Import AI frames the skill being demonstrated: “imagine you gave a talented software programmer a CLI interface to a complicated program and asked them to write the underlying program without seeing its source code. I’d wager only a fraction of them could do it if the program was quite sophisticated.”

Import AI also notes caveats: the benchmark evaluates programs that produce canonical outputs, which naturally generate their own specification. There is also potential for memorization on simpler programs, and the slice of software covered is real but not exhaustive.

Six attack types for AI agents

The second major item is a Google DeepMind paper categorizing the attack surface for AI agents and proposing mitigations. According to Import AI, the framework identifies six genres of attack, each targeting a different part of the agent’s operation.

Content injection targets perception: embedding commands in CSS, HTML, or file metadata. Semantic manipulation targets reasoning: saturating content with authoritative language, or embedding malicious instructions inside educational or hypothetical frames. Cognitive state attacks target memory and learning: placing fabricated statements into retrieval corpora, or inserting data into memory stores that activates maliciously when retrieved.

Behavioral control attacks target action directly: embedding adversarial prompts in external resources, or convincing the agent to exfiltrate sensitive data. Systemic attacks target multi-agent dynamics: broadcasting signals to send agents off task, or performing what the paper calls “jigsaw attacks” — splitting a harmful command into pieces that separate agents later reassemble. Finally, human-in-the-loop attacks exploit cognitive biases to influence a human overseer.

The mitigation recommendations, as Import AI describes them, split between technical and ecosystem-level. Technical mitigations include hardening models through pre-training and post-training, and deploying layered inference-time defenses. Ecosystem interventions target changes to the digital infrastructure that agents operate inside.

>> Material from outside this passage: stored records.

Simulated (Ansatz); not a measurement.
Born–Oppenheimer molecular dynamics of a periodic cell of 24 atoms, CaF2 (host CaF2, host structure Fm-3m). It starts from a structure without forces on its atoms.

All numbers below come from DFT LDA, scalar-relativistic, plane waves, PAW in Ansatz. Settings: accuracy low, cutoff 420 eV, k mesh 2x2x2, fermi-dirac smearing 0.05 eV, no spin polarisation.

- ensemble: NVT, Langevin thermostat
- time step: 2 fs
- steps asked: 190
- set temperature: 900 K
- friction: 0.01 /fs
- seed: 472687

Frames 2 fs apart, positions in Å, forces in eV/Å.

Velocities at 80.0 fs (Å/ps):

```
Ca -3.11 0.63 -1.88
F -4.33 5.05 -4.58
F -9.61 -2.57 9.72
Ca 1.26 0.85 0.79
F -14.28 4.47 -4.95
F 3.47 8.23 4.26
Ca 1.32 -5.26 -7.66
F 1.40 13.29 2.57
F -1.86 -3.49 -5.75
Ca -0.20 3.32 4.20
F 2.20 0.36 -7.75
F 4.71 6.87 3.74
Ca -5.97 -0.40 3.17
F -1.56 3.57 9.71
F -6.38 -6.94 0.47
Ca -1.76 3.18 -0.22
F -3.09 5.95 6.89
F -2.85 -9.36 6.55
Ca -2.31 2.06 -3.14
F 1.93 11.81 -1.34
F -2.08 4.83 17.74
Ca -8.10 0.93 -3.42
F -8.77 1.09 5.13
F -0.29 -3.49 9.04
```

Import AI’s framing: “AI agents are quite like toddlers — they’re powerful intelligences, but if you put them into the messiness of the world there are lots of ways they can go wrong, especially if strangers are actively trying to mislead or attack them.”

The Windfall Policy Atlas

The third item is the Windfall Policy Atlas, published by the Windfall Trust. According to Import AI, the atlas contains 48 distinct policy ideas in five categories — public and social investments, labor market adaptation, wealth capture, regulation and market design, and global coordination — presented in a navigable interface.